January 2012 | 

Top Business Trends of 2012: Wharton Experts Weigh In

top trends 2012

What's new for 2012? Wharton faculty share insider perspectives on issues that could affect your organization and your career in the new year.

Simplifying Marketing Efforts

Marketing professor Z. John Zhang sees marketers going back to basics and moving away from elaborate, multi-layered, exotic marketing activities that unnecessarily complicate things and confuse consumers. "There has been a lot of pressure from ‘experts' who tell us that before making a purchase, the consumer does a Google search and price comparisons, reads blogs, looks for Groupon deals, and checks Facebook and Twitter. The trend in marketing for the past five years has been to respond to that pressure by adding layers of complications even to simple, low-involvement shopping activities. Many organizations have been diverting resources from traditional marketing to a number of new efforts, without knowing whether those efforts will help them attract or retain customers. It's become more complex than what is necessary. In 2012, many organizations will wisely use Occam's Razor and return their focus to traditional marketing as they assess consumer behavior and what really works."

Developing Future Leaders

Management professor Mike Useem identifies comprehensive and culturally specific talent management programs as an important development. "Developing leadership has fortunately become a significant initiative at many large companies in the major economies of North America, Europe, Asia, and South America. Top executives — and even non-executive directors on their governing boards — are becoming more directly involved in selecting, coaching, and building top talent for leading their enterprises both at home and abroad. What is especially impressive is the depth and comprehensiveness of many of these programs, touching almost every aspect of what it means to lead in uncertain, changing, and increasingly global markets."

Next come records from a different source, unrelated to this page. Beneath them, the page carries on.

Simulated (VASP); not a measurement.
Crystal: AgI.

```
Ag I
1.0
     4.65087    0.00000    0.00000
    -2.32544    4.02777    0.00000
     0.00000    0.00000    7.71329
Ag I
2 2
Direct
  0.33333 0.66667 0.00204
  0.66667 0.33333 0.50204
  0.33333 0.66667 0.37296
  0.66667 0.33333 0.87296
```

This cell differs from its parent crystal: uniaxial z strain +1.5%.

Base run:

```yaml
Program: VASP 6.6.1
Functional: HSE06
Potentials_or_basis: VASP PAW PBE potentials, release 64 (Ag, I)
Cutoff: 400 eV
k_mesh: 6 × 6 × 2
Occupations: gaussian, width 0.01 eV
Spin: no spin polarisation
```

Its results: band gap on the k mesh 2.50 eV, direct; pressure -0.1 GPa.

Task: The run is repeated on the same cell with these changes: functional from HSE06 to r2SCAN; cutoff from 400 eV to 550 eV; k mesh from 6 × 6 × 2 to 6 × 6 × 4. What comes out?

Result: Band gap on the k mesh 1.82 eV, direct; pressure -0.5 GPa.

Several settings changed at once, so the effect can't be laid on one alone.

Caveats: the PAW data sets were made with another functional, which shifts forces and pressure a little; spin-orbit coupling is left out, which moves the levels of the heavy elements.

Useem also observes that talent management is becoming more culturally specific. "You can't be a successful manager of a big public U.S. company if you can't achieve shareholder returns and explain them to your board and to the analyst community," he says, noting, "but that skill set is less important in India or China. In China, it's important to develop relationships with government officials, while in India the role of the leader in society is paramount. International companies are increasingly coming up with leadership development ideas that fit their own cultures."

Creating Multinational Teams

According to Jason Wingard, vice dean and adjunct professor of management, an ability to work on and build multinational teams will continue to grow in importance in 2012. "Executives need an understanding of the global economy to compete in foreign markets. Cultural understanding and language skills and are also vital, and there is evidence that the workforce is responding. The number of U.S. college students studying Arabic languages and Chinese is growing dramatically, for example.

"Cultural understanding is best achieved by a combination of education in global business and interpersonal customs as well as working with business leaders from other countries. Executive Education programs such as Global Strategic Leadership and Leading in Foreign Markets were designed to deliver that mix of education and experience. At Wharton we believe education must go beyond textbooks and include cross-cultural interaction. This is especially true for multinational teams; as the need for these teams continues to grow, businesses need leaders who understand the complexities of working across borders."

Leading an Exhausted Workforce

Greg Shea, adjunct professor of management, identifies the "sheer exhaustion of people" as a critical leadership issue in 2012. "Following the financial crisis, there were at least 10 months of terror, depending on your industry. We were at the precipice. That's been followed by at least three years of very difficult work. You had to paddle away from the edge of the waterfall, and then spend years paddling hard upstream not to get pulled back there. It's exhausting, and there is no relief in sight; these conditions will continue for a few more years."

How should leaders respond? Shea says that, first, you need to avoid the false assurance trap — the situation won't get better soon, so don't even offer it as a solution. "The second important point is pacing. When people are exhausted, it's not the time to demand more. Impose a realistic and manageable pace on people."